"In the summer, I'm usually working with a small team in the vineyards," says Olivier Tregoat, a terroir expert and vineyard consultant in Beziers in the south of France. "On a typical day, we'll be taking readings of the vines, and checking shoot growth, water stress, and all the other indicators of how good a growing season we are having."
Tregoat enjoys working in a team, but he also loves being out among the vines in the winter months, often on his own.
"[In winter, I work] on mapping the terroir of a specific site, drilling holes, taking soil samples to compare chemical profiles, getting to know every contour of the land," he says. "It's during winter, when all is bare and there are no leaves and grapes to hide the swells and hollows of the vineyard, that you can learn to read a landscape. That's when you start to realise how terroir works its magic."
Driving through a wine region in winter it's hard to believe people care about what is happening in a vineyard. Most of the obvious work has moved inside.
But the five months of rest that vines get between the leaves dropping after harvest (in the northern hemisphere by the end of October or early November) and the first stirrings of sap rising in March the following year can be crucial - not only to the running of the wine estate, but to the quality of the wine.

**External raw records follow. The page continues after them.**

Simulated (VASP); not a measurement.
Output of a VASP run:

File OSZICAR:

For a start, there are plenty of physical jobs to get done. The winter months are when most wineries make decisions about which vines need to be pulled up and entirely replanted, and which areas of a vineyard need to be "filled out" with new vines. Then there is soil to be worked, cover crops to be used to monitor soil nutrient levels, vine training decisions to be taken, new pickets to be planted, new wires to be strung, and vine plants to be pruned so they are ready for the new shoots. These are the months when the "big picture" decisions are taken.